Wednesday, March 06, 2013

Junior Brown – Greatest Hits

I have just discovered Junior Brown through friends posting him on Facebook and I initially thought that he was an old-time player since his C&W style is old-school – not the tripe of today. His playing is tasty, highly skillful, damn fast, and he even created his own “guit-steel” – a 6-string guitar with a lap-steel guitar attached to it! He is equally dexterous on both instruments and his playing is a joy to hear.

As I said on my review of the Speedy West/Jimmy Bryant CD, C&W’s corniness has been a turn-off to me in the past and while it can be amusing, it sometimes is so over-the-top that it is distracting. Brown doesn’t go quite that far, but he certainly has his share of country goofiness. Thankfully, his playing takes your mind off of the silliness.

I have picked up a couple of his CDs since first hearing him and this hits package has several songs overlapping on both of those – “Highway Patrol” & “My Wife Thinks You’re Dead” being two of them. I love when he simply lets his guitar(s) do the talking, as in “Sugar Foot Rag”, which crosses the lines of country and bluegrass and has some great string work, which at time – somewhat bizarrely – channels Jimi Hendrix! But, I do like well-rounded musicians!

“My Baby Don’t Dance to Nothin’ But Ernest Tubb” is another example of my previous complaint, but “Freeborn Man” is a stunning guitar workout and a song that lacks goofiness! Yay! This extends to “Too Many Nights in a Roadhouse” and while “Broke Down South of Dallas” and “Semi-Crazy” both border lyrically, they are still cool twangers. “Venom Wearin’ Denim” and “Joe the Singing Janitor” are a bit over the top and fairly inconsequential numbers, but “Freedom Machine” has some truly excellent playing, as does “Long Walk Back to San Antone”.

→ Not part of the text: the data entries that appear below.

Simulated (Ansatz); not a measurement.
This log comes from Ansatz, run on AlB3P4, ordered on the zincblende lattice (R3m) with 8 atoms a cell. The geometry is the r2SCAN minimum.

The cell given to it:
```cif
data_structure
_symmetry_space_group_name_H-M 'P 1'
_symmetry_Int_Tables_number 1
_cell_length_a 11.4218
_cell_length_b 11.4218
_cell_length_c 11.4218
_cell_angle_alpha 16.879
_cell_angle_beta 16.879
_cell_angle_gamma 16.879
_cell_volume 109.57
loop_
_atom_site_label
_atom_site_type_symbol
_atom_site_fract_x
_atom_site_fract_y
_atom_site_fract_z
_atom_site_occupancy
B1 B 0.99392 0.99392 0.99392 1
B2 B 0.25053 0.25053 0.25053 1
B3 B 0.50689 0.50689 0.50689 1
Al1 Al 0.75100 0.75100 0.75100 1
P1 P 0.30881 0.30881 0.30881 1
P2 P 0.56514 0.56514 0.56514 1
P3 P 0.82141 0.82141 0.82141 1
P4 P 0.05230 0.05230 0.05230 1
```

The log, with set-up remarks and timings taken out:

Definitely not a “serious artist” and obviously he is not trying to be, but damn, can he play guitar! Because of my aversion to lyrical wackiness, I wish he would do more instrumentals, where he shines beyond most of today’s players. But, despite all my bitchin’, he does a good job with his tunes and is a fine singer, as well. Certainly a good place for modern listeners to discover what C&W really is (as opposed to the pap that gets played on the radio these days).